Posted on 01/30/2006 7:27:35 AM PST by REactor
Yevgeny Ikhlov does not look like a man who is easily frightened. As a long-time peace and human rights activist, he has frequently clashed in the courtroom with Russia's secret services, military and public prosecutors.
The FSB security service - the successor to the feared Soviet-era KGB - once tried to imprison him on trumped-up charges of taking funding from terrorist organisations after he attempted to broker a peace deal in Chechnya.
But now he is scared, and like other human rights activists in Russia, is bracing himself for a Kremlin crackdown unprecedented since Soviet times. It follows the exposure last week of four alleged British spies whom President Vladimir Putin's regime has accused of secretly funding and advising pro-democracy groups. (In fact, all the grants are publicly declared.)
Less than a week earlier, Mr Putin had quietly signed into law controversial new measures forcing all non-government organisations (NGOs) in Russia to report their activities and funding sources to Kremlin apparatchiks, who will have the power to shut down any deemed to be acting against state interests.
"Putin has started his frontal attack on the last remaining segment of society not subordinate to him," warned Mr Ikhlov. "Politics is subordinate to Putin; the mass media and business are on their knees. We are the last part of society that does not get any funding from the state. There is a battle coming to a head and they have already put zelyonka on our foreheads."

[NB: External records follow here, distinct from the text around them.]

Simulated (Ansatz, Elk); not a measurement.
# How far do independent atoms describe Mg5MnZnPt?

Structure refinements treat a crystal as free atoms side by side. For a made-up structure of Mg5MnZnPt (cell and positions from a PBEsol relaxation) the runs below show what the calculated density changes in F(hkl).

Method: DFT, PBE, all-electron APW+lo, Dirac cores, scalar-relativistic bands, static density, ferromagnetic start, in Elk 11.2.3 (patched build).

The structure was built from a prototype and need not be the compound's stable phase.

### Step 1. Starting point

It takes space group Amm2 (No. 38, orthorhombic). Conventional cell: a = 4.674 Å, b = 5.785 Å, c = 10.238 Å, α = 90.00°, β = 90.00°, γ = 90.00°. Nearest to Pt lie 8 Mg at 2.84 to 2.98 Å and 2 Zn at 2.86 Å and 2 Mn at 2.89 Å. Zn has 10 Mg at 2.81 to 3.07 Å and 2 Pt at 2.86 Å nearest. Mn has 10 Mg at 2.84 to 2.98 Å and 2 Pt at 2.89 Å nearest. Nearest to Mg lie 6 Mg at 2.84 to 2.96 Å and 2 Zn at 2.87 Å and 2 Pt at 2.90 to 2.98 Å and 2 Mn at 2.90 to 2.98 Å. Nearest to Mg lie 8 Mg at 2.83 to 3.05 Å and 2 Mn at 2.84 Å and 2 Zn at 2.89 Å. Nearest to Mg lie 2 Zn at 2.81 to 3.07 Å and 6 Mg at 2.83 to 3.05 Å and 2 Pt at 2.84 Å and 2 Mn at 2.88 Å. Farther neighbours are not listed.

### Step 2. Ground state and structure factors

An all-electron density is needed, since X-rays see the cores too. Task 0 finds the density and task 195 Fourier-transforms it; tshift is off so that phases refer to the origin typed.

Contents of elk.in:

By zelyonka he means a near-indelible green antiseptic - the Russian equivalent of TCP - most commonly seen on schoolchildren who have bashed their knees. To dissidents, however, it has a more sinister association - Soviet-era doctors daubed it on the foreheads of prisoners facing firing squads in order to improve the marksmen's aim.
Mr Ikhlov, 48, is head of information and analysis at the Moscow-based group Za Prava Cheloveka (For Human Rights), which occupies a cluttered warren of rooms in a quiet side street, 10 minutes' walk from the Kremlin.
Sitting in a draughty basement room, the trained surveyor and former journalist smiles ruefully in memory of the early 1990s, when it seemed that endemic fear in Russia had been abolished along with the Gulag and the KGB.
That atmosphere of confidence and freedom - already partially eroded in recent years - was swept away at a stroke last week, when President Putin used televised allegations of British diplomats spying in Moscow and funding human rights groups as a pretext to justify the draconian new laws on NGOs.
Suddenly hundreds of Russian and foreign NGOs now fear the ground is slipping from beneath them.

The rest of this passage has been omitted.